It rains so much here in Florida – sometimes I think about growing myself a nice pair of gills.

In fact, we have an entire season that we refer to as “the rainy season” where it’s pretty much a given to see torrential thunderstorms just about every day … right when you were planning to make a quick trip to the grocery store if you’re anything as lucky as me!

Of course, the real reason that we call it “the rainy season” is because calling “hurricane season” tends to scare off our tourists and we simply can’t afford to see Florida’s entire tacky knick-knack industry crippled because no one comes to buy their seashell art and flamingo-laden snow globes that serve as fine examples of what not to expect to find here in the Sunshine State. Thankfully our tourist traps remain relatively safe – albeit a bit waterlogged – because we’ve been fortunate enough to bob and weave our way out of the paths of most major hurricanes in recent years, but as they say about weather … when it rains, it pours…

…and pours, and pours until occasionally you see a guy paddling his canoe down the street because hey, you can’t let a couple feet of standing water ruin your day!

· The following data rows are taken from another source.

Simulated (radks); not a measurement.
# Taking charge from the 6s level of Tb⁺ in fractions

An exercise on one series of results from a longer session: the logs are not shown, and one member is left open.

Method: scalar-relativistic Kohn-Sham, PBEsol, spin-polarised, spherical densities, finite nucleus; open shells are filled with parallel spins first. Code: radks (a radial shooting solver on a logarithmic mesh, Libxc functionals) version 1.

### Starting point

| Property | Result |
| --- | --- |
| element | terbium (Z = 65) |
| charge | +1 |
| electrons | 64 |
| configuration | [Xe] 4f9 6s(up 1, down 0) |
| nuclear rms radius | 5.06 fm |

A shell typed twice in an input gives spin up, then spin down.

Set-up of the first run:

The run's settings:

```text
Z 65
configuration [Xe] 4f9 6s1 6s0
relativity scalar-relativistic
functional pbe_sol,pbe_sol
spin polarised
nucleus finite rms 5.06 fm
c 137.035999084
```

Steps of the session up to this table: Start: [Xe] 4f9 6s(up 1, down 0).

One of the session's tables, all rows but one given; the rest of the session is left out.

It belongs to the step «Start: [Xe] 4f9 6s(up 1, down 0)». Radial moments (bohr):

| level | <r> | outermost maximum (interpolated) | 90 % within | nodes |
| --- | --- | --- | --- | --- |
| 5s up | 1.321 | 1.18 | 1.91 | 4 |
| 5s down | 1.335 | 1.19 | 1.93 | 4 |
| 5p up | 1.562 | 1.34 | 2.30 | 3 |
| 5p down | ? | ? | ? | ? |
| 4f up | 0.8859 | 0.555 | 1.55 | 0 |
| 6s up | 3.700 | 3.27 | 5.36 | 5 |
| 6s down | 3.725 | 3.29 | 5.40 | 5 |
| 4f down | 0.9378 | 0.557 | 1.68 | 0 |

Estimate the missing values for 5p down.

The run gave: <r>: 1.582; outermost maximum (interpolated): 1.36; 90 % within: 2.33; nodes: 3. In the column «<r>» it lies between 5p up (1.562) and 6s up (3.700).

The rain itself wouldn’t even be so bad except that it’s always accompanied by thunder and lightning, which has a certain way of turning the man carrying an umbrella like Mary Poppins-motif into more of a guy carrying a lightning rod and kinda asking for it as he sings Let’s Go Fly a Kite! obnoxiously off-key through the parking lot-motif. I may not play the lottery because my chances of winning are less likely than those of getting killed by a shark riding an asteroid that’s fueled by killer bees, several of those bees having also won the lottery that day, but in comparison it’s actually pretty easy to get struck by lightning.

  • Odds of getting struck by lightning once in your lifetime – 1 in 3,000
  • Odds of winning the lottery – 1 in 250,000,000
  • Odds of that weird shark/asteroid/lottery-playing killer bee scenario – somewhere in between

Not to mention the fact that somehow I ended up choosing to live in the treacherously labeled Lightning Capital of the Country that is the shockingly waterlogged, but otherwise great city of Tampa, Florida, frankly it just doesn’t make sense for me to be tempting fate around here! And I’ve got one of those gigantic umbrellas, too – the kind big enough to keep Godzilla dry when he’s trying to wrap up a round of golf on the back nine that’s been threatened by lingering storm clouds … but Godzilla is more resistant to lightning than humans are, so he can get away with it while squishy, conductive little me – not so much!

Mind you on one hand, all of this precipitation could certainly be worse because where I originally moved from – the icy tundra known as Northern Michigan – we would generally see the same ridiculous quantities of rain falling from the sky, the only difference being that up there it all freezes into the form of snow before it hits the ground, so while there’s not really much opportunity for canoeing down your street, if you happen to own a snowmobile, go nuts. At least when all of that water is in its liquid form down here, eventually it just sort of flows away or evaporates on its own and you’re done with it, whereas you’re pretty much stuck with snow until it melts … which tended to usually be sometime after Easter, as best I recall it…

On the other hand, however, this rainy season is five months long and I’ve got things I need to do before then that don’t involve me donning a pair of flippers!

Trying to look on the sunny side of those seemingly perpetual storm clouds, though, admittedly there are few things more relaxing than the sound of rain pouring down outside … as long as there aren’t any holes in the roof and said rain stays outside, and those pictures of the guys canoeing down their flooded streets always do make me smile … as long as I’m not the one required to do any paddling. I think we’re safe to say that as long as my rations of Pop-Tarts and sangria hold out, I might just make it through this rainy season a-ok.

Holy %*&$!, that last crack of lightning was still a little close for comfort, though!